Question

If the current is doubled, the deflection is also doubled in
A. a tangent galvanometer
B. a moving-coil galvanometer
C. both
D. none of these

Answer 1

Hint: Recall the equation for the moving coil galvanometer's angular deflection. Then observe the relationship between the specified quantities and the moving coil galvanometer's angular deflection. Check to see if the amounts are directly or inversely proportional to angular deflection. An electromagnetic tool used to measure tiny electric currents is a moving coil galvanometer. The galvanometer is made up of a coil with several turns that can freely revolve around a fixed axis.

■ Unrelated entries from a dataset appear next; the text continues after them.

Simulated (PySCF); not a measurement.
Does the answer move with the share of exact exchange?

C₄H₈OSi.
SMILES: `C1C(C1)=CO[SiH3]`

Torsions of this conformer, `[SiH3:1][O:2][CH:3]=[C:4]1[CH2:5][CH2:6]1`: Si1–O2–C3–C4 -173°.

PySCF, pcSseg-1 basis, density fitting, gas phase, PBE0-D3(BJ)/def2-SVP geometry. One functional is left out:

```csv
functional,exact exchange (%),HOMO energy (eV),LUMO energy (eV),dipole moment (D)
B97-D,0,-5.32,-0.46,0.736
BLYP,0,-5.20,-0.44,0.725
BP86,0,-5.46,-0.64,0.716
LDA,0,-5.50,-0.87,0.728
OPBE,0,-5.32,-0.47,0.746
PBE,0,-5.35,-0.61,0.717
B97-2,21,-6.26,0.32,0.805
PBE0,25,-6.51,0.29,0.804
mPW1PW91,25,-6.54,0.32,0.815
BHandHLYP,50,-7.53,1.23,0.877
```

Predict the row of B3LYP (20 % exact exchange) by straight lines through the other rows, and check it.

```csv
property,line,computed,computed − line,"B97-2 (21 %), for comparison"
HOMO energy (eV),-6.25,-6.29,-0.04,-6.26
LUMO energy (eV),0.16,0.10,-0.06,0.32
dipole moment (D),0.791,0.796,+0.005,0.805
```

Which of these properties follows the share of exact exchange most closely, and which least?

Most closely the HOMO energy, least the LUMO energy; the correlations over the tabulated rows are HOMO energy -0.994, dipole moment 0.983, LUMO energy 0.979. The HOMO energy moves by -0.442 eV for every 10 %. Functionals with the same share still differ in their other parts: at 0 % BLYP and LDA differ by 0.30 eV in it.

Complete step by step solution:
It is known that, number of turns in the coil is directly proportional to angular deflection. A moving coil galvanometer’s current and deflection dependence is given by
\[i = \dfrac{k}{{nAB}}\theta \]
Where:
The current flowing is denoted by \[I\]
The number of turns in the coil is \[N\]
The area of the coil is \[A\]
The magnetic field is \[B\]
The torsional constant\[K\]

The above relation can also be written as,
\[ \Rightarrow i \propto \theta \]
Therefore, the deflection also gets doubled, if we double the current.
However, in a tangent galvanometer
\[i \propto \tan \theta \];
That is, between \[\theta \] and current there is no direct relation.

Hence, option B is correct.

Note: Most of the students tend to make mistakes while writing the formula. This current-carrying coil experiences a torque and rotates about the fixed axis when current runs through it and the gadget is put in a uniform magnetic field. The existence and deflection of current are indicated by this deflection.